Feature engineering is an integral part of machine learning and occupies a very important position in the field of machine learning. Feature engineering refers to the use of a series of engineering methods to filter out better data features from the original data to improve the training effect of the model. There is a widely circulated saying in the industry that data and features determine the upper limit of machine learning, and models and algorithms are only approaching this upper limit. If better features are used, the model and algorithm can play a greater advantage. Feature engineering usually includes data preprocessing, feature selection, and dimensionality reduction.
Considering the existing research progress of user data sentiment analysis [19] and image classification algorithms, the crawled user data of telecommunication network fraud victims are analyzed. As shown in Fig. 2, the feature engineering of user portraits is divided into two parts, including four types of data. One is Weibo text data, including user registration information, Weibo content, and the following bloggers. This data is mainly analyzed by some algorithms in the field of text sentiment analysis. The other type is Weibo avatar data, which can be analyzed using image-based classification and recognition algorithms. Finally, through the sentiment analysis of Weibo text data and Weibo avatar recognition and classification. Then, the users are labeled, and the user portraits of the deceived groups are shaped, which are used for classification model training.
4 Telecom Network Fraud Early Warning Model
4.1 User Portrait Based on Weibo Data with Text Feature
The analysis of Weibo text data focuses on users’ Weibo content and following bloggers.

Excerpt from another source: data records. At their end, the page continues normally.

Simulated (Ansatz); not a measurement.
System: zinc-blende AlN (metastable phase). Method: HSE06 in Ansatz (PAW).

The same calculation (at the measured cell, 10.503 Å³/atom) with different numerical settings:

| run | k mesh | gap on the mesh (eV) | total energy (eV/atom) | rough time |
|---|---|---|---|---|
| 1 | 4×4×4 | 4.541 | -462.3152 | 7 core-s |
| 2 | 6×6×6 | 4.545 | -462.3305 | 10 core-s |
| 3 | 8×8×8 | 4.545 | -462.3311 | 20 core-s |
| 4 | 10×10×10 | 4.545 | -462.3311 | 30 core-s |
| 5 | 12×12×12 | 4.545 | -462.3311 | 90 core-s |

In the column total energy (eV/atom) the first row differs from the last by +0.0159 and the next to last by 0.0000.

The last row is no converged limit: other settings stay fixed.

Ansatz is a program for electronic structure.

Firstly, the sentiment analysis is carried out on the Weibo published by users, and the text content with subjective sentiment is analyzed, summarized, reasoned and judged. Similarly, first of all, on the basis of the establishment of the dictionary, the topics, sentiment words, evaluation words, evaluation objects, opinion classification, emojis, etc. Valuable emotional information is extracted. Second, a classification method based on machine learning [20] is used to classify the extracted Weibo information, including the classification of subjective and objective information and the sentiment classification of subjective information, as well as the summary of core ideas. Finally, the machine-processed sentiment analysis results are presented to the user, categorized by positive, negative, and neutral.
Secondly, for the analysis of the type of bloggers concerned, in Weibo, users are interested in a field or a category of things, and will follow the corresponding bloggers. According to the crawled user attention list, counting the proportion of various bloggers and understanding user preferences can be used as an important feature of the deceived user group. We adopt a tag-based data screening method to accurately and effectively classify the bloggers followed by the deceived by obtaining the Weibo tags of the bloggers followed by the deceived. The main tags are: car, sports, finance, games, photography, shopping, technology, entertainment, animation, beauty, fitness, travel, horoscope, health, real estate, parenting, religion, emotion, lottery.
4.2 User Portrait Based on Weibo Data with Avatar Feature
As shown in Fig. 3, based on the statistical analysis of Weibo user avatars, this paper divides user avatars into five categories: cute pets, stars, landscapes, animations and others.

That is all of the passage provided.